Even though former secretary of State Hillary Clinton is the favorite to be nominated for president on the Democratic ticket, some party members are questioning whether she really is the best choice for 2016.
There are two camps of Democrats who have concerns about Clinton's pending nomination — the more progressive wing of the party and those who have been supporters of President Barack Obama and question her motivation in seeking to obtain the high office,
NBC News is reporting.
The more progressive camp includes those who would prefer to have Massachusetts Sen. Elizabeth Warren, while the other group worries if she will be more concerned with leading the country or her personal goal of becoming the first female president.

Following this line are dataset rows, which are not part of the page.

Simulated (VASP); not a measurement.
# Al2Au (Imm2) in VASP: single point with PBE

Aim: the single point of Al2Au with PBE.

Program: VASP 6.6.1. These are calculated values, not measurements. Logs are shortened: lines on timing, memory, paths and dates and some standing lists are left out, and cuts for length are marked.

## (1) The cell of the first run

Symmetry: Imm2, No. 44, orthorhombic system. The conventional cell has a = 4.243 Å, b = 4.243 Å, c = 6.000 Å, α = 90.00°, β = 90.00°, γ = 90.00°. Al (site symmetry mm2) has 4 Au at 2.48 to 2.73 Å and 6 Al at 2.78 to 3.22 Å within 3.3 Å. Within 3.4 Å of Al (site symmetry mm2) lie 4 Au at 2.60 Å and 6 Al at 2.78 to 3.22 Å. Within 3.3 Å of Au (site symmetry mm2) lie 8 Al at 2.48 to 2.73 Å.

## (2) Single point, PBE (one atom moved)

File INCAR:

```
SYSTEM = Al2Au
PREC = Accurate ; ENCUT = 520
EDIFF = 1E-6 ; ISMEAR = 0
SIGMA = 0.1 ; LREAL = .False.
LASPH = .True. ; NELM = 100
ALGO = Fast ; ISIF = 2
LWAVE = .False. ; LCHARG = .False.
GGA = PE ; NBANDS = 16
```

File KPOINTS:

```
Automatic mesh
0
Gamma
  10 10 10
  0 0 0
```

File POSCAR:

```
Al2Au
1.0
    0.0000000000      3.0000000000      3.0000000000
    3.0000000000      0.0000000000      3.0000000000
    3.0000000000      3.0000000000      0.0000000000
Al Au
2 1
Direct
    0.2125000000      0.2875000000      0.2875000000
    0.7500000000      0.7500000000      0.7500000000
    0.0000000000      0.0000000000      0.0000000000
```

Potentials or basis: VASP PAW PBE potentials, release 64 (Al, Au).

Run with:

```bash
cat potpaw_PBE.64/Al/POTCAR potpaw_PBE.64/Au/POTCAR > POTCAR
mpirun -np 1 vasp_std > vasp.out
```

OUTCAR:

"The thing that went wrong in 2007 was that the campaign got ahead of the rationale for it, and it became more about her than the country," said David Axelrod, President Obama's former campaign manager.
"I don't think she'll make that mistake again, but there's the danger of that. She's been portrayed as the inevitable candidate, and that's a trap," Axelrod said.
Maria Teresa Kumar, president of Voto Latino, a group that works to increase voter turnout among Latinos, says that she's concerned about Clinton's close relationship to Wall Street.
"She and her husband are close to them through [The Clinton Global Initiative]. Can she be tough on them? Can she close tax loopholes?" Kumar asked.
Adam Green, of the Progressive Change Campaign Committee, who supported Warren when she ran for Senate in 2012, said that "the biggest question is will she rise to this economic populism moment really focused on big ideas, as opposed to no ideas, small ideas or lip service to big ideas?"
While most Democrats expect that she will be the nominee, NBC News contends that it does "illustrate the internal tensions between the Democratic Party's progressive and pragmatic poles."